8. An object detecting device comprising:

one or more processors; and

a non-transitory storage device storing a program to be executed by the one or more processors, the program including instructions to: divide an input image into a plurality of segmented images; perform object detection processing on a reduced image obtained by scaling a whole of the input image for each frame of the input image to obtain an overall object detection result; determine a first segmented image for each frame of one or more frames which is subject to object detection among the plurality of segmented images in advance in a cycle of N frames, wherein N is an integer equal to or greater than a total number of segmented images, and reserve the first segmented image to obtain a reservation result; select and output, for each frame of the one or more frames, one or more selected segmented images that are subject to object detection among the plurality of segmented images based on the reservation result; perform object detection processing on each of one or more selected segmented images to obtain a division object detection result; and obtain a final object detection result by synthesizing the overall object detection result and the division object detection result.

9. The object detecting device according to claim 8, wherein the instructions to determine a segmented image for each frame of the plurality of segmented images which is subject to object detection among the plurality of segmented images in advance in the cycle of N frames comprises instructions to:

calculate an estimated value of a quantity of detected objects for each of the plurality of segmented images for each frame of the one or more frames based on the overall object detection result;

calculate an estimated value of a fluctuation between frames of the quantity of detected objects for each of the plurality of segmented images based on an absolute difference value between the frames of the estimated value;

calculate an average value of estimated values of fluctuations of the quantity of detected objects within the cycle for each of the plurality of segmented images; and

reserve a segmented image for each frame which is subject to object detection in a next cycle such that a quantity of times object detection is executed is proportionally distributed to each segmented image based on an average value of estimated values of fluctuations of the quantity of detected objects for each segmented image.

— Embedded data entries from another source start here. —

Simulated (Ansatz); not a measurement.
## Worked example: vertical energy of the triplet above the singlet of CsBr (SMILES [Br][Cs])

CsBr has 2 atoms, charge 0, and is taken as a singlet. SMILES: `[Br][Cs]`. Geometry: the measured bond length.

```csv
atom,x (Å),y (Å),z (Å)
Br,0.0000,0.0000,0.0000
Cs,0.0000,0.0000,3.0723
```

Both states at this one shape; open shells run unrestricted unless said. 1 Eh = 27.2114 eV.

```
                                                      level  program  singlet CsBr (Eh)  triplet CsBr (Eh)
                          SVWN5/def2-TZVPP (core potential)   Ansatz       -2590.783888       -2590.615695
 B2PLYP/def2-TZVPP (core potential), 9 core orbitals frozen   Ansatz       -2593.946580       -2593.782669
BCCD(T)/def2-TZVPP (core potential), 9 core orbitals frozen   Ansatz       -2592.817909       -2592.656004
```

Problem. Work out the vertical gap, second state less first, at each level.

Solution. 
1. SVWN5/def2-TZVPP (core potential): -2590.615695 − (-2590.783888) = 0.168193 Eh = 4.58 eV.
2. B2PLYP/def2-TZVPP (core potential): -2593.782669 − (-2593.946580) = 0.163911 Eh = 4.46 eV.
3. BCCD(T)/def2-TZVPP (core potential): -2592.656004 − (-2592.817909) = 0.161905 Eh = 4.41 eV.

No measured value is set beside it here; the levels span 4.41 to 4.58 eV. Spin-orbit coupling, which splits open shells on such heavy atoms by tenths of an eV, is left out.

10. The object detecting device according to claim 9, wherein the instructions include further instructions to:

after determining that all segmented images are selected for object detection at least M times in a next cycle, wherein M is an integer of 1 or more, determine a segmented image for each frame which is subject to object detection in the next cycle such that the number of times object detection is executed is proportionally distributed to each segmented image based on an average value of estimated values of fluctuations of the number of detected objects for each of the segmented images for the remaining allocable frames.

11. The object detecting device according to claim 10, wherein the instructions include further instructions to:

calculate the estimated value of the quantity of detected objects for each of the plurality of segmented images by aggregating a quantity of detected objects of which reliability calculated is less than a threshold value and equal to or greater than a threshold value/a for each segmented image in which the object is positioned, within a object group detected in the overall object detection result, wherein a is a real number of 2 or more.

12. The object detecting device according to claim 10, wherein the instructions include further instructions to:

store the division object detection result; and

select and output, for each frame of the one or more frames, a past object detection result for a second segmented image for which object detection is not executed based on the reservation result, wherein the overall object detection result, the division object detection result, and the past object detection result output for each frame of the one or more frames to obtain the final object detection result.

13. The object detecting device according to claim 10, wherein the instructions include further instructions to:

determine whether the input image has changed based on a latest object detection result and a past object detection result; and

cancel and returns the reservation to an initial state when it is determined that the input image has changed.

14. The object detecting device according to claim 9, wherein the instructions include further instructions to:

calculate the estimated value of the quantity of detected objects for each of the plurality of segmented images by aggregating a quantity of detected objects of which reliability calculated is less than a threshold value and equal to or greater than a threshold value/a for each segmented image in which the object is positioned, within a object group detected in the overall object detection result, wherein a is a real number of 2 or more.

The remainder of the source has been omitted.